Creating the Cuvée: Each block was picked on a different day and three press cuts were made for each. Keeping the press fractions separate allows me to choose the amount of tannin and acid for the final blend to have. Fermentation took place in tank at a cool 65F to preserve fruit aromatics. When fermentation was complete the wine was barreled down and aged in 3YO French Barrels to allow the wines to breath but not imparting any toast aromas. In the new year of 2017 the blend was assembled, close to 50% Chardonnay and 50% Pinot noir.
Tirage: In March of 2017 the cuvée wass put into bottle with yeast, sugar and riddling aid, which is call the Liquer de tirage, then sealed with a crown cap. A secondary fermentation occurs where the CO2 produced is trapped in the bottle to produce the bubbles we all know and love. Our wine was aged in bottle entirage for 30months, almost three years! This is where the wine develops the unique flavors and aromas found in the final Sparkling Wine Brut. Many of the aromas are a function of yeast autolysis and aging. This usually starts six months after the completion of the secondary fermentation.

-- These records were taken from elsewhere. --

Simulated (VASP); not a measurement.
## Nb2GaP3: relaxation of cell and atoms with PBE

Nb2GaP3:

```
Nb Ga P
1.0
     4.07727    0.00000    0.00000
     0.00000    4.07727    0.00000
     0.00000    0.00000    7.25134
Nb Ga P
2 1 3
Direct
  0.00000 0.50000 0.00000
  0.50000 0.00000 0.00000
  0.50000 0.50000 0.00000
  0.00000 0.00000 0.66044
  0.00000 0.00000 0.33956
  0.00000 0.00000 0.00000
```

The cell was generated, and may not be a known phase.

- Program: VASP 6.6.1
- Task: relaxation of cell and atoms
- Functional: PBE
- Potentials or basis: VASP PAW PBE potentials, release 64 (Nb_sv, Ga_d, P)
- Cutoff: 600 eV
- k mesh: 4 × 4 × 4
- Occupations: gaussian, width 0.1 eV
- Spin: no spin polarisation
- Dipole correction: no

Riddling: In August of 2019 after about 30months entirage our bottles were riddled. This is to move the yeast from the bottom and sides of the bottled and to get it into the neck of the bottle. You slowly rotate and increase the angle of the bottle to get the yeast to get to the neck. This occurred the week before disgorging.
Disgorging: In September of 2019 when our bottles had finished being riddled we were ready to disgorge. Disgorging is the removal of the sediment in the neck and the addition of dosage to each bottle. The dosage is where you can adjust the sweetness and flavor of the wine slightly and also allows you to bring your bottles to proper fill level.